In d20, of course, there are a few limitations on becoming a lycanthrope. The first time that you change, you’ll (presumably) be overcome by the shock and run wild. You’ll also run wild each time you change until you become aware of your condition. Finally, your alignment will soon change to match that of your new weretype*.
So: you need to be bright enough to recognize that the huge animal that bit you (the one that was unnaturally-intelligent and almost impervious to normal weapons) just might be supernatural and you’ll need to get you friends to restrain you for one night. You’ll need to either accept your new alignment or get yourself a feat, item, or spell that will keep the natural tendencies of the animal form from overwhelming you. Not too hard in d20, there are psychic powers that will do, spells that will do, and there are feats and items for pretty much any purpose.

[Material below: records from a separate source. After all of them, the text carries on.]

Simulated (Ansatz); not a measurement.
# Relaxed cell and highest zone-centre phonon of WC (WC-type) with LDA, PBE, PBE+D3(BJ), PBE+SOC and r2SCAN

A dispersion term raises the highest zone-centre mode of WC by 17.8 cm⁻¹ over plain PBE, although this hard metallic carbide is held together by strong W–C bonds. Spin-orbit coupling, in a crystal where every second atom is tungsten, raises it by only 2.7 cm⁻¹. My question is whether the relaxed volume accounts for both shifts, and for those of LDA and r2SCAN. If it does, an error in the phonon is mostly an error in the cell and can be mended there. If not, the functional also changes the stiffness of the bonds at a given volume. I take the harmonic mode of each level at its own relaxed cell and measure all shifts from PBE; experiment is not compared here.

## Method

In Eclipse you don’t even have to hunt for such things. Simply take Immunity/mental changes caused by lycanthropy (Uncommon, Severe, Major, 6 CP).
Now, you will have to put up with an ECL penalty, but “Beware accursed one! You’ll need a lot more XP than you thought to make your next level!” somehow just isn’t the same; a front-line fighter might well find lycanthropy well worthwhile.
True cursed lycanthropes are something a little different from the shapeshifters, black magicians, and strange races. (In Eclipse those are all easy to create and play anyway). Cursed Lycanthropes are something much more terrible than a character with a few modifiers.
They’re characters who are possessed by a powerful, bestial, spirit – usually a horror from the lower planes.
For the spirit, possessing a mortal allows it to anchor itself on the material plane, and remain indefinitely – occupying a world full of prey and delectable innocents. During it’s times of dominance, it possesses it’s full powers save for those dependent on wings or similar major physical changes (there are limits as to how much it can twist it’s hosts body). On the other hand, it gets anything inherent to it’s hosts species and the use of one-half of it’s hosts hit points. During it’s periods of dominance, it gets to do as it pleases, subject to the limitations of Detente’ (below).
The mortal is treated as a native outsider, and receives the spirits defensive special qualities other than those requiring major physical changes (such as incorporeality) and one half of the spirits hit points. During the hosts times of dominance he or she may do as he or she pleases, subject to the limitations of Detente’ (below).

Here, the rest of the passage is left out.